Crises can strike communities and organizations at any moment. When a natural disaster occurs, nonprofits scramble to gather the resources needed to aid their constituents and get them on the road to recovery. Grantmaking organizations like yours provide the funding that powers these relief efforts.
Because grantmakers are so integral to the work nonprofits do during crises, it’s paramount that you have a way to award grants with urgency. In this guide, we’ll cover strategies and considerations to keep in mind when a crisis happens:
- Use grant management tools.
- Be flexible.
- Proactively prepare for the next crisis.
To award timely grants during a crisis, your standard grantmaking process must be streamlined. To get started, we’ll cover how you can efficiently use grant management tools to carry out tasks like administrative oversight and budget management.
Use grant management tools.
Grant management technology aims to streamline the necessary yet time-consuming tasks involved in managing grants, such as practicing due diligence, balancing budgets, and following up with grantees. During a crisis, these tools can work overtime to help your organization handle community outreach and a sudden influx of applications.
Investing in its full-featured grants management solution is the logical next step for organizations already using Salesforce. Salesforce Grants Management has everything grantmakers need to oversee grant management, works seamlessly with other Salesforce tools, and helps grantmakers plan for special circumstances.
The Grants Management package offers the same features included in the Outbound Funds Module, which is used by any organization that awards funding as a part of its mission. According to Fíonta’s guide to grants management, Grants Management includes more specific features for grantmakers, such as:
- Fully customizable application templates. Build a unique application process based on your organization’s values and philanthropic priorities. Additionally, you can create abbreviated versions of your standard application form for times of crisis and mark them for expedited review.

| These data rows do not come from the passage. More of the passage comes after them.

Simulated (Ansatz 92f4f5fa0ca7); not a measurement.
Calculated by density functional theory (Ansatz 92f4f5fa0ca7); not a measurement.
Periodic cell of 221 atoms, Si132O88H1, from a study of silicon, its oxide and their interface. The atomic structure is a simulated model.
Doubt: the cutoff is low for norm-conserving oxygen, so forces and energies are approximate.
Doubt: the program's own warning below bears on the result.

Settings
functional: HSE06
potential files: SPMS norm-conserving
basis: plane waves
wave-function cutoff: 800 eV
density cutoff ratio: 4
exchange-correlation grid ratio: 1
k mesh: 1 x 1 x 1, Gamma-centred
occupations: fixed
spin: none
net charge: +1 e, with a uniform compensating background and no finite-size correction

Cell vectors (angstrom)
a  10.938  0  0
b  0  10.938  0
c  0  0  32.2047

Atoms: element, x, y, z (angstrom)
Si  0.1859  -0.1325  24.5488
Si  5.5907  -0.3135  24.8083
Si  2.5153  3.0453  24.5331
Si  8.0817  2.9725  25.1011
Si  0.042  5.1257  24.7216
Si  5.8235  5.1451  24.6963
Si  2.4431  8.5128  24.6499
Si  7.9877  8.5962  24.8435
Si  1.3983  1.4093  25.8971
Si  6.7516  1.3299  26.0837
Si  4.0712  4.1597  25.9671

- Tools that standardize due diligence tasks. Due diligence tasks, like confirming tax-exempt status, are essential to determining each applicant’s eligibility. If your organization does not have a clearly defined process for completing these tasks, they could hinder the grantmaking process. Grants Management allows you to set up action plans defining the necessary steps and documents that anyone reviewing applications must complete. This ensures that due diligence tasks are completed the same way across your team without additional communication.
- Budget management tools. Keeping a close eye on your budget is crucial to ensuring you have the funding available to deliver the grants promised. Grants Management allows you to track the grants you’ve awarded against your organization’s budget in minutes, keeping the process fast even in times of crisis.
With technology that streamlines and automates administrative tasks, your organization can balance awarding funds quickly and efficiently while still following all necessary procedures.
During a crisis, nonprofit organizations desperately need supplies, volunteers, and funding. In these situations, be flexible to prioritize getting funding to the right organizations as quickly as possible.
Your organization might opt for more flexible grant-seeking requirements during a crisis by:
- Shortening your application
- Offering unrestricted funding and general operating support
- Fast-tracking approval processes by limiting administrative requirements
- Temporarily relaxing follow-up procedures until the crisis has passed
- Offering extensions on existing grants
- Adjusting evaluation criteria and expectations for this time
As with other aspects of the grant management process, technology can help you make these changes quickly. For example, by integrating your website with your CRM, you can ensure applicants receive the most up-to-date information possible about your grant process and available funding. Doing so ensures that you make the application process as convenient, timely, and hassle-free as possible.
Proactively prepare for the next crisis.
Crises and their impact are indeed unpredictable. While this makes it challenging to pinpoint when a disaster might strike, you can prepare for it by being proactive. This approach allows you to develop a standardized grantmaking procedure that runs smoothly for grantmakers and grant-seekers.
Learn from past events and put a standardized crisis grantmaking procedure in place. As a part of these preparations, your organization should:
- Determine adjusted guidelines and requirements. If your organization chooses to relax some of its guidelines during a crisis, decide how you will do so before the crisis. For example, under these special circumstances, you might not ask grant applicants to include a cover letter, a detailed budget breakdown, and their organizational background.
- Plan its rapid response protocol. Application reviews and approvals need to be fast-tracked during these scenarios. Determine who will be responsible for each step in the review process and outline your adjusted procedures, so staff members understand how and why it deviates from the standard process.
- Conduct risk assessments. While many crises, like natural disasters, are unpredictable, you can still determine levels of risk in advance. This will help you identify potential crises that could arise and develop plans for those scenarios. If you regularly award grants to nonprofits that offer aid in areas prone to flooding, your organization can closely monitor the weather, identify grantees whose constituents are likely to be by flooding, and proactively contact trusted long-time grantees who may need emergency funding.
Additionally, consider setting aside funds specifically reserved for crisis situations. Analyze data from past crises to determine how much funding is needed, and weigh this number against your organization’s budget. Setting aside this money in advance will save you from shifting funding around or adjusting your budget.
Once the dust has settled, take the time to reflect on your approach during the crisis. Identify strengths and weaknesses, ranging from your timeliness to how easy it was for nonprofits to find your grants. If possible, continue to support the affected organizations after the crisis to fuel their efforts as other donations trail off.